SBML L3v2 has a lot of changes to UML diagrams contingent on the fact that 'id' and 'name' were moved to SBase, meaning they were removed from being explicitly defined for other elements.
When Mike created the new figures, he colored the box and all the attributes in it red, so that readers know that something has changed--you can't color removed text because it's gone ;-)
However, when Andreas read the spec, this was confusing to him, since he assumed that the red-texted attributes meant that the attributes themselves had changed in some way, when in fact they had not.
As an alternative, Andreas suggested that we color just the UML box itself red if something has been removed from it. Will this work?
It could, but seems like a waste of time for something that has to be changed again anyway. I suggest leaving it as it is.
Wait--when would this have to be changed again? The next time it would be changed would be for L3v3, right?
Right, true :-) I don't really mind either way.
I agree that having the box red if something has been removed will convey a change and if nothing inside the box is red then it means the change means something was removed.
However this will also mean that when perhaps another attribute has changed/been added and so there is red inside the box it will not be clear that something has also been deleted.
What about having a second colour for the box if it has deletions.
So
red box + red inside = only red things have changed
green box = something has been deleted but all other remain same
green box + red inside = red things have changed AND something has been deleted
Note I only suggest this since it seems to me that someone will have to go through all the UML and adjust them anyway.
I do like the idea of differentiating between changed/added vs. changed/removed, but I don't think 'green' will say that to people, especially since green means something different in package spec UML.
What about this: a red box always means something has been removed. Red text always means something has been added or changed. So, red text in a red box means something has been added and something else has been removed; red text in a black box means something has been added; black text in a red box means something has been removed.
I do not mind either way. The people spending their time and effort doing should decide this one.
Contrary to expectations, this turned out to be a relatively simple thing to edit: I've now checked in a version to SVN that uses red boxes for classes with deleted attributes, but leaves the text of the unchanged attributes alone.
There was one issue I made a sort of executive decision on: in l3v1, all required 'id' attributes were written:
id: SId
and now they are written:
id: SId {use=required}
because now each class inherits the 'id' attribute from SBase, and must change it to be required. However, I felt that changing '{use=required}' to be red text would confuse people into thinking that it used to be optional, and now is required, which is not the case at all: zero semantic changes have been made.
I also added a description of what 'red' means in UML diagrams to the section on what red means in general:
"In UML diagrams, a red box is used to indicate a deletion, and red text to indicate a semantic change or addition."

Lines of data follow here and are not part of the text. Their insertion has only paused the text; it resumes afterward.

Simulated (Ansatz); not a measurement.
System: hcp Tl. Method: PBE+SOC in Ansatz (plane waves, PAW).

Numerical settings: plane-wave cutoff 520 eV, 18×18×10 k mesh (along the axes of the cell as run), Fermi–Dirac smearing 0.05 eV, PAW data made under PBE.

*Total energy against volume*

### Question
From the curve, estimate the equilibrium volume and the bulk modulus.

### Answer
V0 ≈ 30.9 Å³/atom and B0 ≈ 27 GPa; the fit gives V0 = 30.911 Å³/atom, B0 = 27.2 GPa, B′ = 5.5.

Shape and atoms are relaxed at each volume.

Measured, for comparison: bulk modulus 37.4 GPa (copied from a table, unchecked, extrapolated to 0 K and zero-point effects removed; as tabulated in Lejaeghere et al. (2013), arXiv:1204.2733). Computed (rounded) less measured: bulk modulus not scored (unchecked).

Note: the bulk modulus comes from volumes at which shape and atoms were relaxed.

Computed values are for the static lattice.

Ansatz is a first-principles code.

(Hoping to skate under the wire with the 'semantic change' there ;-)
All opinions welcome!
Thank you Lucian for doing that! This makes the specification much easier to understand.
Seems reasonable!
OK, I'm marking this as resolved and closed. I won't add it to the list of changes to the spec (unless someone thinks we should), since it's not a change that actually affects L3v1, but merely how we present the L3v2 changes, which (obviously) have not existed in the past.
However, the changes are now part of SVN, and will be part of the forthcoming L3v2 specification.